The question of whether Polish is 'useful' or 'valuable' outside of Poland is irrelevant. If you're in Poland for an extended period of time and don't speak it, you're basically a loser and putting yourself at other people's mercy and willingness to communicate with you.
Personally, I found corporate expats (business people stationed in Poland by their companies) to be a dreary bunch when I rubbed elbows with them in the 90's. Their primary non-work activity in Poland is to create a separatist bubble and pretend they're not in Poland.
Other people, here on their own initiative and not supported by an inplace infrastructure and group of employees paid to make things easy for them, have to learn Polish well enough to function (just what level this is will differ on a case by case basis).
A slight exception is a certain kind of (usually, but not always, British) English teacher who regards Polish the way missionaries regard pagan idols and sacrificing virgins to volcanoe gods, as a backward practice that needs to be eliminated (to be fair, I've only met a few of these, but they absolutely do exist).
American monolingualism has a lot of causes and the idea that Americans don't have to learn foreign languages is probably a minor one. The two more important causes are the fact that as an immigrant culture without much shared history (relatively speaking) Americans aren't bound by the kinds of common experience that, for example, Italians are. A common language (American, not 'English') is one of the few cultural symbols that hold Americans together.
Secondly, the immigrant experience has caused that Americans often cannot distinguish between visitors and immigrants (or between non-Americans in their own countries and immigrants). Part of the immigrant experience is the idea of using any other language as little as possible and English as much as possible. Americans tend to unconsciously treat anyone they meet abroad as a newly arrived immigrant, still ignorant of our ways and in need of encouragement (or coercion) to speak English to better assimilate.

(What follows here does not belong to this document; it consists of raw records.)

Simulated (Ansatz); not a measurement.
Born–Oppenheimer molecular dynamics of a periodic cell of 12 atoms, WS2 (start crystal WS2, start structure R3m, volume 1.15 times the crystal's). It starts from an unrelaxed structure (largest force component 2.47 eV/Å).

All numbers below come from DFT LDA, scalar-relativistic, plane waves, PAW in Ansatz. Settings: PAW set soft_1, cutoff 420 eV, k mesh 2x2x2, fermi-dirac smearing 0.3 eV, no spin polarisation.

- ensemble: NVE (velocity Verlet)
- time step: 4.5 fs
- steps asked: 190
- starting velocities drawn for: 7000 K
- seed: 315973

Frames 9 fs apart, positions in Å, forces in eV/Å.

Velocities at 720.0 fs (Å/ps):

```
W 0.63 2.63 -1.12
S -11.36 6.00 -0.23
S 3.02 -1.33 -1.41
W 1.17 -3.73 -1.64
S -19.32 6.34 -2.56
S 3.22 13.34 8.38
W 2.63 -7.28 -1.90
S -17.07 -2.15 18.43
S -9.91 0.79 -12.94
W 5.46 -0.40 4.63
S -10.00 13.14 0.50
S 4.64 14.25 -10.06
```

(Added: Another factor is that English speaking countries have _terrible_ English classes for their children. While English speakers have amazing dictionary making traditions, they have the worst grammar writing tradition of any European language. What was traditionally taught in schools as "English grammar" is nonsense. It's unworkable and unteachable and demonstrably false but if you try to update it, the traditionaists scream bloody murder. The result is an appalling ignorance of how _any_ human language works and university English majors who don't know the difference between an object phrase and an adverbial phrase (and the cycle continues).
Finally, some people find language learning to be a valuable intellectual exercise worth doing for its own sake quite apart from questions of later payoff or exploitation, and others don't. I belong to the former category and fuzzywickets probably belongs to the latter.